Minnesota Wild center Charlie Coyle (3) guards Washington Capitals right wing Alex Ovechkin (8), from Russia in the second period of an NHL hockey game, Thursday, Nov. 7, 2013, in Washington.
Alex Brandon, Associated Press - Ap
WASHINGTON 3, Wild 2 (SO)
Up next: 6 p.m. Saturday at Carolina • TV: FSN (100.3-FM)
Wild's youngsters shine in shootout loss to Capitals
- Article by: Michael Russo
- Star Tribune
- November 8, 2013 - 7:05 AM
WASHINGTON, D.C. – The Wild suddenly has two legit scoring lines, and it’s in large part due to a pair of 21-year-olds.
Charlie Coyle’s return from a knee injury has fortified the Zach Parise-Mikko Koivu tandem, while Mikael Granlund continues to man the middle of the Wild’s most prolific line of late with Nino Niederreiter and Jason Pominville.
Thursday night at the Verizon Center, Coyle and Granlund both scored goals, but in the end the Wild had to settle for one point after the Washington Capitals rallied to take a 3-2 shootout win.
“We’ve got young kids in our lineup, and we’re counting on these guys,” coach Mike Yeo said. “Part of how good we can become is how good they can become. We’re giving them good opportunity and they’re responding.”
In a game in which the Wild competed hard and controlled much of the 5-on-5 play, in a game in which Josh Harding was once again terrific, the Capitals scored the tying goal with 3 minutes, 8 seconds left. Marcus Johansson skated out of the corner and whipped a puck on net that banked in off Wild defenseman Nate Prosser as he tried to fend off Brooks Laich.
The Wild was furious because a few seconds before the goal, Capitals forward Tom Wilson got away with what Yeo called a “good, old-fashioned 1980s pick.”
“That [pick] allowed [Johansson] to walk the puck wide open,” Zach Parise said. “Should have been a penalty.”

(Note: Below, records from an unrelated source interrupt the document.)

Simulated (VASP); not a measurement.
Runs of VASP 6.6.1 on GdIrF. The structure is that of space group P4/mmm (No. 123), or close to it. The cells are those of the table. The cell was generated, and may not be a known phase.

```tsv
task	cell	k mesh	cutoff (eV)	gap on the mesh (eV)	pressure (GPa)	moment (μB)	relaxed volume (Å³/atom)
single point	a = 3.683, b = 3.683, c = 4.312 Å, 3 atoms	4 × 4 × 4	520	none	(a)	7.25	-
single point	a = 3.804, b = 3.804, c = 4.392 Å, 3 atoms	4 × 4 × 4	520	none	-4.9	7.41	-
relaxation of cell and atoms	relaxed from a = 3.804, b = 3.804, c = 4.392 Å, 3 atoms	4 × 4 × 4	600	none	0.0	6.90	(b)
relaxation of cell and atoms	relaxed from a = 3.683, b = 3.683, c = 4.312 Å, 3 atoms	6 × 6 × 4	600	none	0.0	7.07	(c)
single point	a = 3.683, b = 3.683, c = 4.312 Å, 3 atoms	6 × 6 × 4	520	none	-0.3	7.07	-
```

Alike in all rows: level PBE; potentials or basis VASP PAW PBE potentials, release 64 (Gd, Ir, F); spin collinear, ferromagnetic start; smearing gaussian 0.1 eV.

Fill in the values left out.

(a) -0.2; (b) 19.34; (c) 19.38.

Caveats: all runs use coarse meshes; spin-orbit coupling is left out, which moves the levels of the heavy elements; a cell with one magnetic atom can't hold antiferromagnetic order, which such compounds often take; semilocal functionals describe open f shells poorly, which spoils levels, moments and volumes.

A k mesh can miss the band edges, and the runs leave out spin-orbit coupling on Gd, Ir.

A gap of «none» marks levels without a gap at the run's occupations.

Martin Erat was tagged with an interference penalty with 58 seconds left in the third, but the Wild couldn’t beat Braden Holtby and Washington’s No. 1 penalty kill, which included 63 seconds of 4-on-3 in overtime.
Holtby was stellar, at one point denying Ryan Suter, who logged 36 minutes, 51 seconds (the most ice time in the NHL since San Jose’s Dan Boyle in 2008), with the knob of his stick. He executed several robberies and made 33 saves.
“I know him well from my days in the East, and he’s very good,” said Pominville, who had a game-high six shots. With 30 seconds left in regulation, Yeo had his “hands half in the air” before Holtby denied Pominville and Parise back-to-back.
In the shootout, Nicklas Backstrom scored the lone goal, while Pominville, Koivu and Coyle couldn’t beat Holtby. Parise, who had 32 career shootout goals, couldn’t partake because his right wrist was in pain from blocking Karl Alzner’s shot late in overtime.
The Wild, 6-1-1 in the past seven, saw its three-game winning streak end as it fell to 0-3 in shootouts. It is scoreless on seven attempts this season.
Parise said he is OK, though. The Wild did play almost the entire game with five defensemen after Clayton Stoner injured his leg during his first shift. Yeo said he was feeling better after the game.
The Wild rallied from Alex Ovechkin’s early power-play goal when Koivu and Parise set up Coyle’s power-play tally late in the third. At that point, that line combined for 10 points in four periods. The Wild controlled the entire second. The Capitals could barely get anything done at even-strength, and finally Niederreiter and Pominville set up Granlund. That line has nine goals and 21 points in the past six games.
“We sort of escaped with a win,” Laich said.
Everything seemed fine in the third until Matt Cooke was nailed with a slashing penalty with 7:07 left. Yeo didn’t like the call, and even though Harding and the Wild killed off Washington’s top-ranked power play, the Caps took over until tying it.
“We fought through a lot of frustration because they were giving you nothing,” Caps coach Adam Oates said. “It was hard to get shots to the net.”
Harding made 25 saves, and Yeo felt his team deserved better.
“Our guys competed like crazy tonight and we battled and we played a good game,” Yeo said.